Anyway, I've got a recipe for you today! And if you don't want a recipe, well, too bad. You're getting one.
I've been on a big "make a meal that lasts for several days" kick to save both money and time, but the hubs and I have grown thoroughly sick of casseroles, stews and soups. So I decided to deviate from our normal routine and upped the ante by creating my take on taco salad.
My taco salad was inspired by a recipe from one of my favorite food blogs, Skinny Taste. I simply took her Skinny Taco Dip recipe and beefed it up (literally). Since I was using the dip for an actual meal, not just a snack, I added more substance with a pound of lean ground beef, a can of fat-free refried beans, and a can of red kidney beans that I had leftover from my last pot of chili. (A general rule of thumb: if a food will give me gas, I'll probably love it.)

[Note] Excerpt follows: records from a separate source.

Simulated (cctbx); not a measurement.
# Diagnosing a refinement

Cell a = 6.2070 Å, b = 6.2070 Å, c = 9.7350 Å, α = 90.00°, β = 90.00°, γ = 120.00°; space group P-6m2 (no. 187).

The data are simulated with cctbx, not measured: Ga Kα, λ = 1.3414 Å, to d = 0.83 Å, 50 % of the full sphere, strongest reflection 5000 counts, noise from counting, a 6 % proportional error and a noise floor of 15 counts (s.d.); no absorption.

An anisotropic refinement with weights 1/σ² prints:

What you will need for Fart-Producing Taco Dip:
- a head of ice berg lettuce
- 3-4 small tomatoes (or 2 big ones ... or just 1 super tomato. I don't care, you decide.)
- 1 packet of taco seasoning
- 1lb lean ground beef
- 1 (12 oz.) can of red kidney beans or black beans (optional)
- 1 (12 oz.) can of fat-free refried beans
- 1 (3 oz.) can of black olives
- 8 oz. low-fat sour cream
- 8 oz. fat-free cream cheese
- large jar of salsa
- 1 package of shredded Mexican cheese
- 1 bag of tortilla chips
The prep time for this dish took a total of probably 25 minutes, most of it being spent chopping lettuce and dicing tomatoes (I made SUCH a mess).
First, I opened a can of
After draining the beef, I dumped it into a mixing bowl and added fat-free cream cheese (which we discovered tastes like nothing), low-fat sour cream (which we discovered tasted like low-fat nothing), a can of kidney beans (my special fart ingredient), and about 1 1/2 cups of mild salsa. Unless you're a giant baby like my husband, you may use hot salsa or any kind of salsa you'd like.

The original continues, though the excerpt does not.